Who is our top business priority? Simple – our clients. It seems like common sense, but from time to time you see a high profile instance where someone forgets that – most recently, baseball agent Scott Boras. (See the recent New Yorker profile of Boras, aptly titled ‘TheExtortionist’.)
A few weeks ago, Boras advised his client, Yankees slugger Alex Rodriquez, to declare free agency and see what kind of a deal he could get from other teams. Then Rodriguez had a change of heart (read Saturday’s very good Wall Street Journal version.) Turns out he really liked being a Yankee, and didn’t want to leave the team. (It probably didn’t hurt that the Yankees were one of probably only three or four teams who could afford A-Rods $27 million annual price tag.)
For Boras, it had become about him - not his client Rodriguez. That’s bad news, and a dangerous place to be for an advisor whose ego is so big he can’t see it coming. Which apparently Boras didn’t. Having crossed the psychic Rubicon where he could no longer trust Boras, Rodriguez reached out to an unlikely counselor – mega-billionaire Warren Buffet, who the slugger had met in his travels. It’s not clear what Buffet knows about baseball, but he understands business and the importance of good, objective, client-centered advice. He told A-Rod to approach the Yankees himself, using two Goldman Sachs execs as intermediaries and advisors, leaving Boras out.
And the deal was done – without the agent.

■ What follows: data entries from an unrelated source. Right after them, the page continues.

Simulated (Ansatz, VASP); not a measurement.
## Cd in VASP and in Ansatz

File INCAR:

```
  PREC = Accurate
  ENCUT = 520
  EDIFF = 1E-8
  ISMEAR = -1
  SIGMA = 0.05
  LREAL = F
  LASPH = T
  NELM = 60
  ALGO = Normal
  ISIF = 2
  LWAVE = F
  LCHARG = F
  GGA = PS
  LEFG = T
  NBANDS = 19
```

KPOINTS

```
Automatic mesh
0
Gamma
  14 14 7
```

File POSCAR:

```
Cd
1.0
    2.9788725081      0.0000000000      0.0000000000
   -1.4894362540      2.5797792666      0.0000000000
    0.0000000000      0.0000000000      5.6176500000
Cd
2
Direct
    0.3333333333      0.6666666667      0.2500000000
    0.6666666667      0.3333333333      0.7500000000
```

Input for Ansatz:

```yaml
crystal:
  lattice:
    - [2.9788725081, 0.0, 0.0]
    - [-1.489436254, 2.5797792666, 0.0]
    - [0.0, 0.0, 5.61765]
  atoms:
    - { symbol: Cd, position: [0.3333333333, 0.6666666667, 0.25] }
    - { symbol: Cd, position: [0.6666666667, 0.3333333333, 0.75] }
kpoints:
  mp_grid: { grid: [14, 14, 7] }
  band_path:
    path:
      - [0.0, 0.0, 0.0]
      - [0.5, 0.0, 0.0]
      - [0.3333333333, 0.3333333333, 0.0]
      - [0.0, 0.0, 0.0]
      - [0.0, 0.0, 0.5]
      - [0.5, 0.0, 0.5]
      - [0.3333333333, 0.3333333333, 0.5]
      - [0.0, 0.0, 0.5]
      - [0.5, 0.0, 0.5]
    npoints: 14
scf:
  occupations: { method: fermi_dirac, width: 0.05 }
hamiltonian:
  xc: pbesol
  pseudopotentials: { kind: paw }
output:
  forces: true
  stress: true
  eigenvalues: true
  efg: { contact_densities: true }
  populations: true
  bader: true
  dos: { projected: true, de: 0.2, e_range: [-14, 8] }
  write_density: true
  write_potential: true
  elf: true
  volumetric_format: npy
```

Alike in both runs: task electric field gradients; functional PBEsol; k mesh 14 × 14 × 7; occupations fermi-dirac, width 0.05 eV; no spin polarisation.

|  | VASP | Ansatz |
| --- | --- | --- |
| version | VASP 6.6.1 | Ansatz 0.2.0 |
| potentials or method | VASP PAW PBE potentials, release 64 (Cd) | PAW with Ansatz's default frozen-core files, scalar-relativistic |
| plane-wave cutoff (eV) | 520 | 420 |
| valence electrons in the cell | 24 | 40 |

Sure, Boras will get the commission, but forgetting that it’s not about him will likely prove costly. He’s already been sidelined by Detroit pitcher Kenny Rogers in negotiations with the Tigers, and I’m sure other players are asking themselves a devastating question: “Is this guy really working for me when I’m not in the room?” Once that question is out there, the relationship will never be the same – and rightly so.